Identifying convex obstacles from backscattering far field data

TL;DR

This paper proves the unique identifiability of convex obstacles from backscattering far field data and introduces a fast, stable numerical algorithm for reconstructing the obstacle's boundary and boundary condition.

Contribution

It establishes the first theoretical proof of unique recovery of convex obstacles from backscattering data and develops a novel algorithm that simultaneously reconstructs boundary and boundary conditions.

Findings

Unique identifiability of convex obstacles from backscattering data.

A stable numerical algorithm for boundary and boundary condition reconstruction.

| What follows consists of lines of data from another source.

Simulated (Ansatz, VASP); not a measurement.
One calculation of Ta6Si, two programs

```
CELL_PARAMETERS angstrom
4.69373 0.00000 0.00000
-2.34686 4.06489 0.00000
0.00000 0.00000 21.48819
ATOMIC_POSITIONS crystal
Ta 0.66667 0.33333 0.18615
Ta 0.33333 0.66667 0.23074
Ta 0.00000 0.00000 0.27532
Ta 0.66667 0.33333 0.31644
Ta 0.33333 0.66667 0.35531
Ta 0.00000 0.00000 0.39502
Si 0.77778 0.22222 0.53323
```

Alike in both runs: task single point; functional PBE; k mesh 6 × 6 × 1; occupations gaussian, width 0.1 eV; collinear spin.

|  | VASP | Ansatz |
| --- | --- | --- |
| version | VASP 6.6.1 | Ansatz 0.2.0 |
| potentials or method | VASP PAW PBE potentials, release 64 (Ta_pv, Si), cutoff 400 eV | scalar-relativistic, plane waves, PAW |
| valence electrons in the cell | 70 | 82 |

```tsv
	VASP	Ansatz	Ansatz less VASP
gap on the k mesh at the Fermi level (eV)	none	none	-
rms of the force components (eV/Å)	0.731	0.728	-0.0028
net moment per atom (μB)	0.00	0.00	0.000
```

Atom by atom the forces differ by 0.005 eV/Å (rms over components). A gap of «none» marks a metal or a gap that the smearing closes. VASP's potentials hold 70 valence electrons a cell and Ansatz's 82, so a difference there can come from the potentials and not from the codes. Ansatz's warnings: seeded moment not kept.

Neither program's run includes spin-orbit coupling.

Numerical experiments confirm robustness and validity.

Abstract

The recovery of anomalies from backscattering far field data is a long-standing open problem in inverse scattering theory. We make a first step in this direction by establishing the unique identifiability of convex impenetrable obstacles from backscattering far field measurements. Specifically, we prove that both the boundary and the boundary conditions of the convex obstacle are uniquely determined by the far field pattern measured in backscattering directions for all frequencies. The key tool is Majda's asymptotic estimate of the far field patterns in the high-frequency regime. Furthermore, we introduce a fast and stable numerical algorithm for reconstructing the boundary and computing the boundary condition. A key feature of the algorithm is that the boundary condition can be computed even if the boundary is not known, and vice versa. Numerical experiments demonstrate the validity and robustness of the proposed algorithm.